Iranian IPP tender draws two bids

20 October 2000
Power And Water

Two European-led consortia are bidding for what could be Iran's first independent power project (IPP) - a combined cycle plant in the northwest. The proposed gas-fired Parehsar power plant near Rasht would have a capacity of 900 MW and cost about $600 million to build.

Bids for the project were submitted on 23 September to Iran Power Development Company (IPDC), an Energy Ministry subsidiary in charge of the IPP programme.

One bidding group consists of the private Saudi Oger, Japan's Nissho Iwai Corporation and an unidentified European power developer.
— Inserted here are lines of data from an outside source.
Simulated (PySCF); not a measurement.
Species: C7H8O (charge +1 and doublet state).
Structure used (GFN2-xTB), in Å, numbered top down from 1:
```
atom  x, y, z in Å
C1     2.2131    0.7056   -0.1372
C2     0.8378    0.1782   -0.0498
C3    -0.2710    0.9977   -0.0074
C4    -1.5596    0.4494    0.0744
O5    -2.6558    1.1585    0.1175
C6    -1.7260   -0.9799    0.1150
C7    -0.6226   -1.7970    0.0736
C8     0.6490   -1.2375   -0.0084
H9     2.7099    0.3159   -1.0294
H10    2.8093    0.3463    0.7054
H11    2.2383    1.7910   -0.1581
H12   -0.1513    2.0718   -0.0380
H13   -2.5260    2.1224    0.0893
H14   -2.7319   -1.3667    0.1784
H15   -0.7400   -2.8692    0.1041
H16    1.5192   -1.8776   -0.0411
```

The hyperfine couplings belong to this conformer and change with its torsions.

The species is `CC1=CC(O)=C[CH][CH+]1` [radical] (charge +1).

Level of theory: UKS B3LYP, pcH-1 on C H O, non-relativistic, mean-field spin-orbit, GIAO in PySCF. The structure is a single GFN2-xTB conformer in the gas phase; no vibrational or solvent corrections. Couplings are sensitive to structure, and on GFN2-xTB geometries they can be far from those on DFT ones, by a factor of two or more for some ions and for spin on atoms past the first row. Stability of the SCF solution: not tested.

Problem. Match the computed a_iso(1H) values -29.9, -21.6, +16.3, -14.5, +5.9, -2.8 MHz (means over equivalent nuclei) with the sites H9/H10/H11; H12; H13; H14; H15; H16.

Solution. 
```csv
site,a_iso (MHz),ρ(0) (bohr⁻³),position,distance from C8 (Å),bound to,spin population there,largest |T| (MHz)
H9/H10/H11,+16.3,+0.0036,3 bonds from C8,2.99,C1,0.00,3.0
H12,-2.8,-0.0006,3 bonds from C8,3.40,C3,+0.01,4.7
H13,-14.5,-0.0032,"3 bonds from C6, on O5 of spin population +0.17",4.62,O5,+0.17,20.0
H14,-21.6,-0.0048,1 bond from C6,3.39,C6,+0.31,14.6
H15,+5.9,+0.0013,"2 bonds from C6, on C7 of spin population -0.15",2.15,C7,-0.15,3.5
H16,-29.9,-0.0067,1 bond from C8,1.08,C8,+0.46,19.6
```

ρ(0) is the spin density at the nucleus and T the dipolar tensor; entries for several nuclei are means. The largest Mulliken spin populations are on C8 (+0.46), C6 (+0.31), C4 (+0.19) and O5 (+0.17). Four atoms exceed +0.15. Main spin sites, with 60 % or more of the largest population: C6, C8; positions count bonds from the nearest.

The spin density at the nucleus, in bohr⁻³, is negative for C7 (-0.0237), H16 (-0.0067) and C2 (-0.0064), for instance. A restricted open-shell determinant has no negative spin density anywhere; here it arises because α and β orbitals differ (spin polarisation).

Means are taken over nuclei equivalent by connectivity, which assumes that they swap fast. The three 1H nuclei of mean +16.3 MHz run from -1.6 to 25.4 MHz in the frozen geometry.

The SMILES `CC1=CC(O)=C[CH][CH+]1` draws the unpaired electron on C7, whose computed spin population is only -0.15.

A rival bid comes from a Turkish subsidiary of Brussels-based Unit International and the local Iran Power Plant Projects Management Company (Mapna).

Evaluation of the bids and subsequent negotiations will take some time, industry sources say. The Iranian side is offering guarantees against expropriation and is guaranteeing hard currency repatriation, but Tehran is new to IPPs and the country's first such project will require prolonged discussion, one of the bidders says.

The Energy Ministry has been promoting IPPs in recent years to mobilise private funds in the country and abroad to more than treble national capacity to 96,000 MW over the next 22 years.

At least four IPP projects are planned for tendering by the end of 2001 by IPDC. The Parehsar scheme is the second under tender since 1999.

IPDC has been negotiating with the Jeddahbased Islamic Development Bank (IDB) since 1999 over guarantee conditions for the first $62.5 million tranche of an IDB loan for a 900-1,000-MW IPP in Kerman (MEED 11:2:00).

'Either Parehsar or Kerman will become the test case for IPPs in Iran, ' says an official of a European power company.